VIII Manchester Talk May 31, 2012
Nicholas of Cusa
appears to be the last church official to understand and teach the work of
silence. With his passing, Christianity in the West inevitably became
increasingly centred in the unreal world of self-consciousness. This loss of
understanding and practical knowledge of the work of silence—the way to escape
the the imprisoning self-conscious mind—was a major factor in Luther's crisis
of conscience.
However, even in
the face of the church's official policy of suppression, knowledge of the work
of silence was not entirely lost: it was kept alive, by individuals such as the
nuns at the end of the 15th century who made and circulated
clandestine copies of Marguerite Porete's Mirror of Simple Souls. It continued and continues to be kept alive by
humanists, dissidents, poets, hymn-writers and anyone who observes his or her
own mind.
It's important to
observe in passing that the autonomy of the work of silence suggests that
tracing chains of supposed influence can be deceiving: writers such as Origen,
Gregory of Nyssa, Evagrius, Pseudo-Denys, Richard of St Victor, Bonventure,
Eckhart and the Cloud-author could have
written their texts in isolation, though of course the language and form of
their texts would have been different. In Petrarch, Gerson and Nicholas of
Cusa, to name but three authors, the shift in understanding of the work of
silence is clearly marked: in Petrarch by his ascent of Mt Ventoux; in Gerson
by the change in his language and emphasis towards the end of his life; and in
Cusa by his shipboard insight on his way home from Asia Minor, which caused him
to write the Docta Ignorantia.
To summarise:
self-knowledge, then, is not merely a moral inventory but an engagement with
and understanding of the spiralling process of continual exchange by which the
two epistemologies work together to effect a quite literally trans-figurative
conversion in the human person; that is to say, the self-conscious mind yields
what it calls experience to the deep
mind, and the deep mind clarifies, enlarges and returns to the self-conscious
mind a new perspective on its experience: it changes the way we
figure things out. When Evagrius says Who
prays is a theologian and who is a theologian prays, he is making an empirical statement, for in his day, it was understood
that doctrine emerges from interpretation of the mind's work with silence. We
might call this optimal working of the mind ken-gnosis.
3 Comments:
Thank you for this Maggie - I'd been trying to figure out what you've been saying about"experience", & now I believe I see what you are getting at.

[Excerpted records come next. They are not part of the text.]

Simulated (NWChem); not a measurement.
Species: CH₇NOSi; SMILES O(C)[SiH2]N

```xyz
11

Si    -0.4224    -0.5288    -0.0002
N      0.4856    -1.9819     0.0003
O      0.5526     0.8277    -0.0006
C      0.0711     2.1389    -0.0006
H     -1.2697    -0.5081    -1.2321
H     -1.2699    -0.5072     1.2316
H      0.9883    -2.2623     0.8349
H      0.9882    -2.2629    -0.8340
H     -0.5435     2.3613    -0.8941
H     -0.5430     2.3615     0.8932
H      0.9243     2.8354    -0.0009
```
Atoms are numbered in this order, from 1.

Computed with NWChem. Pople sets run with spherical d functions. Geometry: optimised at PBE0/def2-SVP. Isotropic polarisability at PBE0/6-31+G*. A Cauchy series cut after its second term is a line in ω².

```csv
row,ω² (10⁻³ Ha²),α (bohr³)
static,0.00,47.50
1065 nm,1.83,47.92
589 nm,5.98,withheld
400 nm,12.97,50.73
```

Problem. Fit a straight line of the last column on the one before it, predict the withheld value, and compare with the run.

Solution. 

Perhaps I have missed this along the way, but are their certain editions/translations of Nicholas of Cusa's work that you recommend?
Thank you.
Hi Ian, sorry it took so long to post this but for some reason your comment went into spam! As I don't do German, I'm afraid I can't recommend a translation. However there are some good secondary books around. McGinn and Watts are good, and I think Nancy Hudson's book 'Becoming God...' is really superb.